Wednesday, September 1, 2010
Wednesday, July 21, 2010
PARIS CHANDALIER X3
Paris Chandalier (sic) X3 is conceived as a three channel video installation.
The piece began as a parody of YouTube travelogues and evolved to include an examination of context and meaning derived from music and its effects on visual perception. My intention was to parody the customary city travelogues strung together for many of the world’s great cities by piecing images of their most famous icons. In Paris, these are the Eifel Tower, Arc De Triomphe, Champs Elysees. In my version of the “travelogue” the Eifel Tower is not recognizable when it appears, and often not perceived at all in the abstract photos that depict it or the other landmarks.
The piece utilizes a series of about 80 images shot in Paris in December and January 2009/10. The images are all of light and capture the “City of Light” in an abstract painterly manner that transforms it into pure light and color. Intended to be seen from three monitors that are suspended, as a triangular chandelier the work continues my exploration of “Photo-Chandaliers” a term I coined to describe the objects I created that combined elements of both. These Photo-Chandaliers evolved from my 1982 performance “Chandalier Fashion Show” starring Jack Smith. In 1984 I co-founded East Village performance club Chandalier (often spelled Chandelier by others.) There the Photo-Chandaliers were created initially as part of the décor. Subsequently, they have evolved and in Paris Chandalier X3 I am striving to transform the abstracted photo images of the city of light hanging them from video monitors as a chandelier.
To the images I wanted to add music and chose three distinctly different renditions of Cole Porter’s classic song I Love Paris-a personal favorite. With the music I was interested in giving the flavor of the city as an American in Paris. I discovered as I produced the tape that each of the renditions of the classic song created a unique quality though in each sequence the images remain identical. The timing was shortened or elongated to fit the music but the visual sequence remained identical. Yet, each song creates a unique atmosphere, which interacts with the images distinctly. Together the three sequences create a much more vibrant portrait though albeit it remains an abstract one.
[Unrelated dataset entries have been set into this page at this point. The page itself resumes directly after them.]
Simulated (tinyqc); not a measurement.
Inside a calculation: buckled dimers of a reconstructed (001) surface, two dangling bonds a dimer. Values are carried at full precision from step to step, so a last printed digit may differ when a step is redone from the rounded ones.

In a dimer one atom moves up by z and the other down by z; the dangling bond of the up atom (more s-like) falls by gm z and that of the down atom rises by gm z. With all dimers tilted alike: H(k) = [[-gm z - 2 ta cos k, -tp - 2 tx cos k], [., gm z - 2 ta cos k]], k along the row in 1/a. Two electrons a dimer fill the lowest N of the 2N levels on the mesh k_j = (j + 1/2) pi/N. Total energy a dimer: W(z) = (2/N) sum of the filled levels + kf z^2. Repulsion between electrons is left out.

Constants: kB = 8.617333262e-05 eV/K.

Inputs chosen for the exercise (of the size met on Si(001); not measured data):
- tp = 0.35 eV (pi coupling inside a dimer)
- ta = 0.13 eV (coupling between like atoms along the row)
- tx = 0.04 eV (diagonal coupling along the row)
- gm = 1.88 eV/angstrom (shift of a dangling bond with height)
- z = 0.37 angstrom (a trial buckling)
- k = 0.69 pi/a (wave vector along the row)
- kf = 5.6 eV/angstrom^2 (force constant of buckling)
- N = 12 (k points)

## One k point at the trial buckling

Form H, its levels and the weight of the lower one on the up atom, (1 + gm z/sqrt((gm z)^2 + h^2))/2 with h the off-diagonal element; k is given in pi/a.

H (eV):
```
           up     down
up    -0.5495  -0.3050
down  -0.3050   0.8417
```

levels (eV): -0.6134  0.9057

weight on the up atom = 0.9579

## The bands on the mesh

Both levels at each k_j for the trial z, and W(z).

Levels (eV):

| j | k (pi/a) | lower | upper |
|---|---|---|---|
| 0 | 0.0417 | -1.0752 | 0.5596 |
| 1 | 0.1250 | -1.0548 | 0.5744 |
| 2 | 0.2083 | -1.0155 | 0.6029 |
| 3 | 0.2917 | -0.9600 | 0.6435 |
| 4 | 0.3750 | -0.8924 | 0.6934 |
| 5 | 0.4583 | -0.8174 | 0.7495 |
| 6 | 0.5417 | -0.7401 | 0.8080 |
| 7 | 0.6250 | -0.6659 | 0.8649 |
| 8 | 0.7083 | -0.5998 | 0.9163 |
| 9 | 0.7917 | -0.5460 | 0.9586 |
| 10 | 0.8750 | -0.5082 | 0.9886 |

Paris Chandalier X3 is intended to be seen ultimately as a three channel work. I envision the viewer able to move around the suspended triangle of monitors, each playing a single version of the song, which are of different lengths. As the three sound areas interact I am interested in the soundscapes that will be created where the songs bleed into each other acoustically. Since the songs are of different lengths, these acoustic spaces will be in constant flux as different sections of each song overlap. To transform the uploaded Paris Chandalier X3 into a three channel piece: place 3 laptops or I-pads in a triangle, FF to beginning of each channel, and start all 3 versions simultaneously.
Saturday, February 27, 2010
Wednesday, February 24, 2010
Saturday, February 6, 2010
THE SILENCE OF MARCEL DUCHAMP
BY ELA TROYANO & UZI PARNES
AT THE 60TH BERLINALE--FORUM EXPANDED
Thursday, Feb. 18 at 9pm @ Kino Arsenal 1
The title of this live film performance comes from a graffiti – the silence of Marcel Duchamp is overrated – found on a wall in an abandoned pier on the West Side Highway in New York City. The piers were a meeting ground for gay sexual encounters in the late 70’s and early 80’s. Partly in ruins, with long hallways, open rooms, broken windows, all surrounded by water, the piers were photographed, written about and filmed before they were torn down by the 90’s. The piers no longer occupy a physical space but they have since evolved into a historic artistic presence, becoming a metaphor for a shared past.
The performance includes music by John Zorn: Beuysblock, a portrait of the late artist Joseph Beuys. It begins with images of the pier, male torsos, cave like drawings, urinals, the Hudson River, a spectacle memorializes the creatures that inhabited the piers. Toy soldiers seen through broken shards of glass are a playful take on the „Uzi“ machine gun, referencing his expatriate Israeli and Jewish upbringing. His torn Barbie dolls and drag divas are superimposed on Troyano’s projections: a burst of fireworks and ballerina shadow play. What appears to be an image of a graphic fence is a projected fragment of a small mesh evening bag, one of the few things her mother was able to bring from her native La Habana, Cuba.